In our situation: \(p = {{\mathrm{lpp}}}(r)={{\mathrm{lpp}}}(u)\). Analogously, \(p = {{\mathrm{lps}}}(r)={{\mathrm{lps}}}(v)\).

To show \({{\mathrm{lps}}}(u)={{\mathrm{lpp}}}(v)\), we use a simple consequence of the claim: Any occurrence of \(\ell q\) in r, where \(\ell \) is a letter with \(\ell \ne t\), is preceded with an occurrence of \(\widetilde{q}\ell \). Therefore, our definition of u guarantees that \({{\mathrm{lps}}}(u)\) is not longer than \(\widetilde{q}z\), i.e., \({{\mathrm{lps}}}(u) ={{\mathrm{lps}}}(\widetilde{q}z)\). By the same reason, \({{\mathrm{lpp}}}(v) ={{\mathrm{lpp}}}(zq)\). As \({{\mathrm{lpp}}}(zq) = {{\mathrm{lps}}}(\widetilde{q}z)\), the equality \({{\mathrm{lps}}}(u)={{\mathrm{lpp}}}(v)\) is proven.

Obviously, \(u\ne \widetilde{v}\). Otherwise, we have a contradiction with the assumption that tq is the longest prefix of r such that \(\widetilde{q}t\) is a suffix of r.

The last proof has an interesting direct consequence on a binary alphabet. It is based on the fact that the case \(q = \varepsilon \) is not possible on a binary alphabet and the second case implies that q is not a palindrome. We state this consequence of the construction in the second case as the following corollary.

Corollary 13

Let \(w \in \{0,1\}^*\) be a binary word. The word w is not rich if and only if there exists a non-palindromic word q such that

$$\begin{aligned} 0q0, 1q1, 0\widetilde{q}1, 1\widetilde{q}0 \in \mathcal {L}(w). \end{aligned}$$

5 Open Questions and Related Problems

We finish this article with a list of open questions that we deem important in further understanding of the structure of rich words (and more generally, words with finite palindromic defect).

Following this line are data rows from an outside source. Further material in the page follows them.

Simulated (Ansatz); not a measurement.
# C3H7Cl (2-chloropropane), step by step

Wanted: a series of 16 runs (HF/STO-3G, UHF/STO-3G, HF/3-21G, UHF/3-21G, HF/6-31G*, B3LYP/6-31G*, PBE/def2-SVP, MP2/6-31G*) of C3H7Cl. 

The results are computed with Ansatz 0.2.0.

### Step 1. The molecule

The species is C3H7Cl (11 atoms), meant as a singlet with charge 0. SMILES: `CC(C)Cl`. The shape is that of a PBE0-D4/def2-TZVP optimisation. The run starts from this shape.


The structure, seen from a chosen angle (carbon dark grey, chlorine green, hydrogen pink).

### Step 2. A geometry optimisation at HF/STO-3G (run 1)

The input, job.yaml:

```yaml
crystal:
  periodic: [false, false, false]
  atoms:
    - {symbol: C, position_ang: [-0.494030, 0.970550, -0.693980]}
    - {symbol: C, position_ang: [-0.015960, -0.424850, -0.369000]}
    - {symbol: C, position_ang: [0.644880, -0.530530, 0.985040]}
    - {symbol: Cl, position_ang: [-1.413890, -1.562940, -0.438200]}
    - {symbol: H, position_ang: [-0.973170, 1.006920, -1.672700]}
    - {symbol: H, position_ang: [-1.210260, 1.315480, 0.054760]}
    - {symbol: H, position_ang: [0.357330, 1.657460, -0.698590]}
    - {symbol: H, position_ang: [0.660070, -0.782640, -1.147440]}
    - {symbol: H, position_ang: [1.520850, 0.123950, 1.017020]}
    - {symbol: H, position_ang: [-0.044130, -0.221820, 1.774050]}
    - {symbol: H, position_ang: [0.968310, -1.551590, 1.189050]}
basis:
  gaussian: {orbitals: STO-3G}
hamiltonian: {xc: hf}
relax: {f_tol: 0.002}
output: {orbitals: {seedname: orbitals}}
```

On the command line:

  • The subexponential upper bound on the number of rich words \(R_d(n) \) of length n over d letters is based on the statement that any rich word of length n can be factorized into at most \(c\frac{n}{\ln n}\) distinct palindromes. In fact, the number of palindromes is exaggerated, as the factorization does not take into consideration that each of the palindromes is rich as well. Any asymptotic improvement of the bound \(c\frac{n}{\ln n}\) would improve the upper bound on \(R_d(n) \).

  • To our knowledge, there are no result on morphisms preserving the set of rich words. Such a class of morphisms preserving richness would allow to construct a set of class other than the set constructed in [17] to obtain a lower bound on \(R_2(n)\). In particular, any fixed point of a primitive morphism which preserves the set of rich words must be rich as well. In this point of view the following question is also important.

  • Theorem 6 confirms the validity of the zero defect conjecture only for marked morphisms \(\varphi \) satisfying the following assumption: all complete return words of all letters in \({\mathbf u}\) are palindromes or \(\varphi \) is not stationary. We have no example that this peculiar assumption is really needed.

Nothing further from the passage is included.